A follow-up to his 1995 television documentary A Personal Journey With Martin Scorsese Through American Movies, Martin Scorsese’s My Voyage to Italy (Il Mio Viaggio in Italia) is a thrilling trip through six decades of seminal, great and near-great Italian films so dear to the celebrated Sicilian-American filmmaker. Easing us through a rich cornucopia of high-quality, largely black-and-white clips, Scorsese, who serves as an eloquent and lucid onscreen and offscreen commentator, makes highly personal and not always popular choices. Still, even when the clips are unfamiliar, the New York-based director, whose Gangs of New York is scheduled for release early next year, conveys with passion and clarity why these films are important to him and should be to us.

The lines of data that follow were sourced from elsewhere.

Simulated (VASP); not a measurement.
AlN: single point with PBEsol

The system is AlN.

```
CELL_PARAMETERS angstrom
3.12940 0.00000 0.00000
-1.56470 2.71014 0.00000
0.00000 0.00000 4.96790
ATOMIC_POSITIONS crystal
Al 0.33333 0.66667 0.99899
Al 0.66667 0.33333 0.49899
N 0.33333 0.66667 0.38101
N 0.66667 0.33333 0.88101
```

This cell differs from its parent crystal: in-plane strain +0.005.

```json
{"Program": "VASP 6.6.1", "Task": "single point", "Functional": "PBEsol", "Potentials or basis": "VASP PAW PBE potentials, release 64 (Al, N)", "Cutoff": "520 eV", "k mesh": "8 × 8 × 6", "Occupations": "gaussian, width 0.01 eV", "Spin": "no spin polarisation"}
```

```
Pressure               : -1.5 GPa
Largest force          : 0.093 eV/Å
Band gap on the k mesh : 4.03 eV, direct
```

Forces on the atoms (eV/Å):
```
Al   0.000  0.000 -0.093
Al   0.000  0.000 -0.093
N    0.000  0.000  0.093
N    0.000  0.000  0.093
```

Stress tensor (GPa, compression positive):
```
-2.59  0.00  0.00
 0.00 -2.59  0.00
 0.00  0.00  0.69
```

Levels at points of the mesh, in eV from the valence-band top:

Because My Voyage, which won a prestigious slot in this fall’s New York Film Festival lineup, is so personal, Scorsese affords us relevant background to his own history as a Sicilian-American who grew up in Manhattan’s Little Italy in a gregarious and proud family of movie lovers. Home movies suggest a happy, close-knit group of immigrants and their children.
His education in cinema began in the ’40s, when he discovered Italian films on the family’s 16-inch black-and-white television. The conditions were hardly optimal, but the impact was huge. As he explains, these films were how he connected with his heritage. Scorsese’s education continued in various screening rooms and repertory cinemas.
Unfolding in two parts, the documentary first explores the two major strains in Italian cinema–first and foremost, neorealism and, secondly, the epic. Scorsese’s neorealism choices are not surprising and include Roberto Rossellini’s 1945 Open City, which might have launched the movement, and his 1946 Paisan, whose last episode is, says Scorsese, perhaps the purest example of neorealism.
Scorsese’s compendium also gives us Luchino Visconti’s 1947 La Terra Trema, Vittorio De Sica’s Shoeshine, The Bicycle Thief and Umberto D, and wrenching performances from unknowns (young actors playing the post-war Italian street kids) and the very known like the great Anna Magnani. And there are the unforgettable sequences like that of the tuna fisherman in Rossellini’s Stromboli. Because the neorealistic classic selections were largely influenced by the horrors of the Second World War and Italy’s struggle to recover, they are generally informed by stories of poverty, despair and courage.
For a sublime example of the epic, Scorsese reaches back to the 1914 Cabiria, whose ornate and extravagant imagery easily convinces us why the film influenced D.W. Griffith. Other epic examples, also beneficiaries of Italy’s long history, include the films of directors like Alessandro Blasetti, whose works are often dreamy spectacles steeped in pageantry.
The latter part of My Voyage delves deeper into Ingrid Bergman-era Rossellini, with long sequences from such overlooked films as Voyage to Italy and Europa ’51. And it lightens up with comedies like the 1954 Gold of Naples and the operatic, stylized and melodramatic explosion of Luchino Visconti’s famed costumer Senso, also from 1954.
But the major focus of the documentary’s final two hours is the highly original works of Michelangelo Antonioni (his trilogy L’Avventura, La Notte and L’Eclisse) and Federico Fellini (La Dolce Vita and 8 1/2). Scorsese cites Fellini’s slacker-themed, coming-of-age I Vitelloni as one of his greatest influences, especially on his film Mean Streets. But his commentary on L’Eclisse and its startling seven-minute montage finale is particularly provocative. Rossellini, who became more adventurous as a filmmaker as he aged, may have paved the way for these two masters, but the Antonioni and later Fellini clips and commentary are testament to a daring creativity and relevant modernity that were new to cinema.
My Voyage is also rich in insight–political and social. During the sequences shown from La Dolce Vita, Fellini’s take on the hedonistic ways of modern Rome’s upper crust, its parasites and thrill-seekers, Scorsese reminds that it is Cold War dread that suffuses the film. Not surprisingly, the Italian film that had the greatest influence on Scorsese is Fellini’s masterpiece and real breakthrough, 8 1/2, a daringly personal cinematic exploration and evocation of celebrity and creativity.
My Voyage also reveals that Scorsese is very much a product of the ’60s generation, identified with anti-war, free-love and other rebellious leanings, but also emotionally responsive to the startling array of original European, Russian and Japanese films of the ’40s, ’50s and ’60s. Scorsese makes clear he wants to pass on to new generations the excitement of discovery he derived from experiencing early on the Italian classics. In fact, the films ends with his supplication simply expressed but deeply felt: “You should see them.” To its immense credit, this documentary makes us want to do just that.